The relationship between the example and the description above the example is not clear. If a command is pending before the error handler starts, aborting that command fails and the host is not reset then the command will still be pending after the error handler has finished.

@@ -6138,7 +6139,12 @@ static void ufshcd_err_handler(struct Scsi_Host *host)
(hba->saved_uic_err & (UFSHCD_UIC_DL_NAC_RECEIVED_ERROR |
UFSHCD_UIC_DL_TCx_REPLAY_ERROR)))) {
needs_reset = true;
- goto do_reset;
+ spin_lock_irqsave(hba->host->host_lock, flags);
+ if (!hba->ahit && ufshcd_is_link_broken(hba))
+ link_broken_in_ah8 = true;
+ spin_unlock_irqrestore(hba->host->host_lock, flags);
+ if (!link_broken_in_ah8)
+ goto do_reset;
}

My understanding is that hba->ahit == 0 means that auto-hibernation is disabled. Hence, the above code sets 'link_broken_in_ah8' only if auto-hibernation is disabled. So what does the name of the variable 'link_broken_in_ah8' mean?
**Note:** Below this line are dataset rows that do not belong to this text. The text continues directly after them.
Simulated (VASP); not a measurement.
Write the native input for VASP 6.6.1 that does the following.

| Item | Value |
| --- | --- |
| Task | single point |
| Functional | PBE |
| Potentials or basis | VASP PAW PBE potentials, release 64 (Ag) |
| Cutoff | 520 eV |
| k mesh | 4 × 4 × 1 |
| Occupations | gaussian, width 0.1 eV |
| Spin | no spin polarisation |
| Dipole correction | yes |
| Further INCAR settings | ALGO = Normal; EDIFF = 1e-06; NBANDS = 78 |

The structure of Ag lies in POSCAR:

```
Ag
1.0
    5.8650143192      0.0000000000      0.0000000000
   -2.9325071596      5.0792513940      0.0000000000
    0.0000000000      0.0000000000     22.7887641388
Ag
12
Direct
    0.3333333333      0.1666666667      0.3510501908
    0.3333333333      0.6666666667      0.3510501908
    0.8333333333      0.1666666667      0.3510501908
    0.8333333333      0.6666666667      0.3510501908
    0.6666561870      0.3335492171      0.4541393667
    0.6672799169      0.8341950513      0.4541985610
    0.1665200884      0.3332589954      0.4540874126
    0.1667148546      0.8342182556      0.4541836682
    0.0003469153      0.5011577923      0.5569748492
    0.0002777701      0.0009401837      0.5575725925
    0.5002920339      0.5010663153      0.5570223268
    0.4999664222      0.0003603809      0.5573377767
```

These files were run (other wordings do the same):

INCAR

@@ -6168,6 +6174,9 @@ static void ufshcd_err_handler(struct Scsi_Host *host)
}
}
+ if (link_broken_in_ah8)
+ goto lock_skip_pending_xfer_clear;
+
/* Clear pending task management requests */
for_each_set_bit(tag, &hba->outstanding_tasks, hba->nutmrs) {
if (ufshcd_clear_tm_cmd(hba, tag)) {

Why is skipping the ufshcd_clear_tm_cmd() calls useful in this case?

Thanks,

Bart.